# Part 1: VADER

In this example we will classify data into negative and positive statements
Before you continue, please make sure that you have nltk installed
http://www.nltk.org/

If everything is setup correctly, the below cell should run without errors

In [1]:
import pandas as pd
import numpy as np
import nltk
%matplotlib inline

In [None]:
# Let's start by using a text dataset from sklearn
# This dataset contain around 18000 emails from a newsgroup
# http://scikit-learn.org/stable/datasets/twenty_newsgroups.html
from sklearn.datasets import fetch_20newsgroups
newsgroups_train = fetch_20newsgroups(subset='train', shuffle=True)

In [None]:
# Now we'll start using VADER
# For that you first have to download and install NLTK
# When you did that, run these two lines of code to fetch
# the vader lexicon it'll need to classify negative/positive words
import nltk
nltk.download('vader_lexicon')

In [None]:
# Here we create our sentiment analyser!
from nltk.sentiment.vader import SentimentIntensityAnalyzer
model = SentimentIntensityAnalyzer()

In [None]:
# Using model.polarity_scores() give VADER a string
# from the newsgroup and print the results
# What do the numbers mean?

In [None]:
# Cool! Now we can see how happy something is.
# Now extract the scores for each email

In [None]:
# Good job! But it's a little confusing with all those numbers...
# Let's make it simpler by reducing all that data into 'H' and 'N'.
# 'H' if the post is more happy than negative, and 'N' if the
# post is more negative than happy.
# Put this as an additional column in your pandas data frame.
# We can know whether something is happy if the compound >= 0.
# Similarly an email is negative if the compound < 0.

In [None]:
# Hint: You can use the pandas .assign method
# http://pandas.pydata.org/pandas-docs/stable/generated/pandas.DataFrame.assign.html
scores = [model.polarity_scores(t) for t in data["data"]]
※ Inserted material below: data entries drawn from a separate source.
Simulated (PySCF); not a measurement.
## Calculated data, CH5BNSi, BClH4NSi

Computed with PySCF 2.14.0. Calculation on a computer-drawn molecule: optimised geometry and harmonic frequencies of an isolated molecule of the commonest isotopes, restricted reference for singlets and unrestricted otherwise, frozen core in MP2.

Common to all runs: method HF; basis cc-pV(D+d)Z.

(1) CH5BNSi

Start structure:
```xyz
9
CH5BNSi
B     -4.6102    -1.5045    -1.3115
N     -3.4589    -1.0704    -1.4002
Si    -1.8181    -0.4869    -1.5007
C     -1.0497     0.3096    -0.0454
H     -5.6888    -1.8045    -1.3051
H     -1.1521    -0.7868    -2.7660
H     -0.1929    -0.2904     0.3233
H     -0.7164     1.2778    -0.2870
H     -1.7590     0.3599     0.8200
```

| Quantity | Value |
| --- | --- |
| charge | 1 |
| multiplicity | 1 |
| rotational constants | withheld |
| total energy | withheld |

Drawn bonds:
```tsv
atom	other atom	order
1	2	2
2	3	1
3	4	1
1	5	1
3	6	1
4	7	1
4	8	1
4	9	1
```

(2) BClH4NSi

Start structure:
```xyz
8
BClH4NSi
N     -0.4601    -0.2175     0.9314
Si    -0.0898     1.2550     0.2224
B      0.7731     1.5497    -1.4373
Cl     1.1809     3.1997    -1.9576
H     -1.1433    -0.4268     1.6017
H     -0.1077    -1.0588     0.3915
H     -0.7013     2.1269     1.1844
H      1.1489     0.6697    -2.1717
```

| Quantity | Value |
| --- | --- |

# Part 2: Text classification

Now we'll start to analyse the text and actually classify which category the
text was contained in, based on the content of the emails. So we will have
to predict a categorical variable, given some text.

You probably noticed that the emails contains a "target" variable as well. This
is a number, indicating what category the email is about. This is our predicting
variable!

In [None]:
# First we have to transform text into something we can work
# with (... numbers of course!! we love numbers!)
# Import the TfidfVectorizer below and instantiate a new vectorizer
from sklearn.feature_extraction.text import TfidfVectorizer

In [None]:
# Now that we have a vectorizer we have to fit it to our data

In [None]:
# ... and finally we have to use the vectorizer to transform
# our text into high-dimensional vectors

In [None]:
# Check out the shape of the vector - what are you seeing?

In [None]:
# Now that we have a representation of text we can actually
# work with (numbers!), we can start to classify the category
# Start by importing the KMeans clustering algorithm and
# instantiate a new KMeans model - remember to set the 
# numbers of clusters with n_clusters=X !
from sklearn.neighbors import KNeighborsClassifier

In [None]:
# Now that you have the KMeans classifier, fit it to your
# tfidf vectors as your input (X) and the actual target
# category as your output (y)
# Hint: Instead of creating all these models one by one
# you can create them as a single pipeline instead
# http://scikit-learn.org/stable/modules/generated/sklearn.pipeline.make_pipeline.html#sklearn.pipeline.make_pipeline

In [None]:
# Finally we have to figure out how well that went.
# Use the accuracy_score to see how many categories we
# got right!